When: Tonight, 8 p.m.

Tickets: $12/$15 ticketrocket.org or 250-590-6291


Surprisingly, the life of a children’s theatre performer has a “seamy underbelly.”

So says Victoria native Jeff Leard, performing his critically acclaimed The Show Must Go On tonight at Metro Studio. The tagline says it all: “Snow-covered mountains, semen-soaked hotel rooms, pee-covered gymnasium floors, homicidal drug dealers, three actors, one van, 186 shows, 7,568 kilometres of road.”

For two years, 26-year-old Leard was a member of his father’s Story Theatre Company. Jim Leard, who founded the children’s theatre 33 years ago, is the director for The Show Must Go On.

Presented as part of Intrepid Theatre’s new Deep End series, the comedy has been a left-field hit on Canada’s fringe circuit, scoring four- and five-star reviews. A Calgary newspaper deemed it one of the season’s top productions.

Between rehearsals at a rented Oak Bay studio, Jeff Leard (now based in Toronto) said his one-hour performance was inspired by his own true road tales and those of other Story Theatre alumni.

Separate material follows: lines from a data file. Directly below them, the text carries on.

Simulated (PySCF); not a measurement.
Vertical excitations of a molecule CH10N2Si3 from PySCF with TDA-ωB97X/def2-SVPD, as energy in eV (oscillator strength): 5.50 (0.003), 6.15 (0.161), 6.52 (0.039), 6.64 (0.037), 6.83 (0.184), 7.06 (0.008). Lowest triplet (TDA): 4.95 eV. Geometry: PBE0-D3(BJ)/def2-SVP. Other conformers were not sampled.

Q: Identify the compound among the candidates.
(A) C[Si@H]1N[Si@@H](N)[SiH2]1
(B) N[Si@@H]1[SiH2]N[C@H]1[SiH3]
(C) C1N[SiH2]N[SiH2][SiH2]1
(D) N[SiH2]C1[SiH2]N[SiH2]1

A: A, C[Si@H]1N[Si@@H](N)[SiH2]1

The most eyebrow-raising scene is entitled “The Hotel Room of Doom.” The theatre troupe checks in at a fleabag hotel, only to be awakened by a midnight ruckus. The door is kicked in by a size-19 motorcycle boot. It turns out thugs have mistaken them for drug dealers who owe them money. Frightening and amusing shenanigans follow.

That didn’t actually happen to Leard. The tale is based on another actor’s recollection of staying at a crummy Edmonton hotel, where the troupe heard banging in the night. “There were five guys with baseball bats, screaming about how somebody owed them money,” he said.

Leard did witness the little girl who urinated on the gym floor during a show, the boy who vomited into his hands, petulant school principals and frightening forays along narrow mountain passes en route to gigs in northern B.C.

Actors working for Story Theatre Company travel thousands of kilometres — one group clocked 20,000 kilometres in a single season. No matter how well they get along, performers are bound to suffer from cabin fever in the van, Leard said.

“There are moments,” he said. “After a few months, little things build up.”

The young actor, who graduated from the University of Victoria’s theatre department in 2010, debuted The Show Must Go On at Intrepid Theatre’s Uno Fest in 2013. After that, Leard performed it more than 50 times on the fringe festival circuit, touring to Victoria, Edmonton, Winnipeg, Toronto, Ottawa, London, Ont., and Calgary.

Leard’s show is the first offering in the Deep End series at Metro Studio. The series includes the fringe comedy Gary Has a Date (March 30 and 31) and the acclaimed Winners and Losers (April 11 and 12) — a collaboration between Vancouver companies Theatre Replacement and Neworld Theatre.

Intrepid artistic director Janet Munsil said Deep End is a revival of the company’s Theatre Presents series, which was axed in 2009 in the face of provincial budget cuts. Part of Deep End’s mandate is to develop promising shows, helping artists make the jump from the fringe circuit to other venues and festivals. Leard has rewritten The Show Must Go On for the Deep End with hopes of landing engagements with Toronto’s SoulOTheatre Festival and Vancouver’s rEvolver Theatre Festival.

Opportunities for repeat productions can be crucial in any show’s development. Munsil noted that Intrepid Theatre produced early versions of Atomic Vaudeville’s Ride the Cyclone. That award-winning musical, a hit in Canada, will be workshopped in Chicago in May. (Ride the Cyclone previously attracted the attention of Broadway producer Kevin McCollum, who has collaborated in the show’s development.)

“Jeff [Leard] did really well with his show at the Fringe,” Munsil said. “This is an example of a show Intrepid supported at an early stage. Now he’s ready to take this on tour outside the fringe circuit.”